Canadian author James Grossi writes for The Blizzard and at his blog, Partially Obstructed View.
As MLS grows towards its twentieth club in the coming years there is a risk of losing the balanced schedule. Comments by Commissioner Don Garber intimated that perhaps such a pure form would have to be set aside in order to accommodate the expanded league.

The Schedule: The perennial balancing act in MLS
The balanced schedule is perhaps the core principle of a competitive sport.
A quick look at other North American sports and the disparity that plagues divisions is at times laughable – currently in MLB three of the top four sides contesting the American League Wild Card race are from the AL East, the only division with more than two sides current playing winning baseball (they have four). This sort of inequality can virtually kill a market; in Toronto, Blue Jays fans are well aware at the start of every season that progression is essentially impossible, thus rendering the season pointless, decreasing ticket sales, ensuring the endless downward spiral of the organization.

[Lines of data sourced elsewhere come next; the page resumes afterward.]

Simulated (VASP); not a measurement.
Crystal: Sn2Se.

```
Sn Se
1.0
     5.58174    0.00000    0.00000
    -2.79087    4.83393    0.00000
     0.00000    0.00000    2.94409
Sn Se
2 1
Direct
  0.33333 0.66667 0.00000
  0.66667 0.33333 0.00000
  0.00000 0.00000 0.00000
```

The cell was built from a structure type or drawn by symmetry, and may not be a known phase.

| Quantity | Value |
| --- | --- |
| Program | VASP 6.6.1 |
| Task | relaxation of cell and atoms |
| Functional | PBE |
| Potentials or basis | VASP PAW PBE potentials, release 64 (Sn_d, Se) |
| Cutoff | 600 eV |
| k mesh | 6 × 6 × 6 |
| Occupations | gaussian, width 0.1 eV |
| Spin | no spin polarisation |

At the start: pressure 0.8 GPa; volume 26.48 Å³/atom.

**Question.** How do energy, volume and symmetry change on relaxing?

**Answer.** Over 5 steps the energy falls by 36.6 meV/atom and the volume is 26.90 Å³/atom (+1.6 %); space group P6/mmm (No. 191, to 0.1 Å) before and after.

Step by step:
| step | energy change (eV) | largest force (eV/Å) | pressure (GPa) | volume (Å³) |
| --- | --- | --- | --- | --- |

Any club placed in a division with say New York or Los Angeles would automatically have a decreased chance of a successful season. The balanced schedule reinforces the parity of the league by spreading out the powerbases, not allowing strong teams to pick on the weaker one repeatedly to maximize their points haul.
Whether parity is to be encouraged or avoided is another debate, but even in the most uneven leagues – Spain, Scotland (at least until the split) and England – they have maintained the balanced schedule as the right way to run a league. Of course one could argue that the single-table most-points-wins form of championship is different from the playoff route, but to ruin one in the name of the other would be silly.
The playoff structure is flawed. In a perfect league, there would be no East-West crossover whatsoever, regardless of power-balance, perhaps there would be no conferences at all with the best eight or ten moving on to the postseason, perhaps no postseason at all would be best. But to recreate the league to emphasize the playoffs by distorting the positioning in that league which creates the playoff standings is backward logic.
The suggestion of regional divisions is a valid hypothesis as well, but the abandonment of the balanced schedule in the near future, due largely to travel requirements is premature.

That's a lot of frequent flying (table courtesy GoSounders.com)
The central problem to an expanded fixture list in the massive amount of travel that occurs in North American leagues; crossing time zones simply does not occur in league play for most European nations. The long journeys have proven challenging obstacles, as very few teams have managed positive results when crisscrossing the continent. (Table at left provided by GoSounders.com)
There are a number of systemic inefficiencies that plague the schedule, which with some long hours of calculation and consideration could easily be corrected. The prime obstacle to schedule-makers in the past has been that most teams were tenants at another’s home, thus requiring accommodation of a host of other dates.
Perhaps the change in this limitation has been overlooked in the efforts to design the schedule as almost every side now has or will soon have control of their own venues.
What if a rule was put in place to engineer the schedule such that any cross-conference trip could only occur on a weekend following a clear midweek schedule after a home match? Meaning that a club would play a match at home, have a full week off to travel, train, rest before an excursion across the continent. Too often there have been distant road trips just to return directly home for a match two or three days later.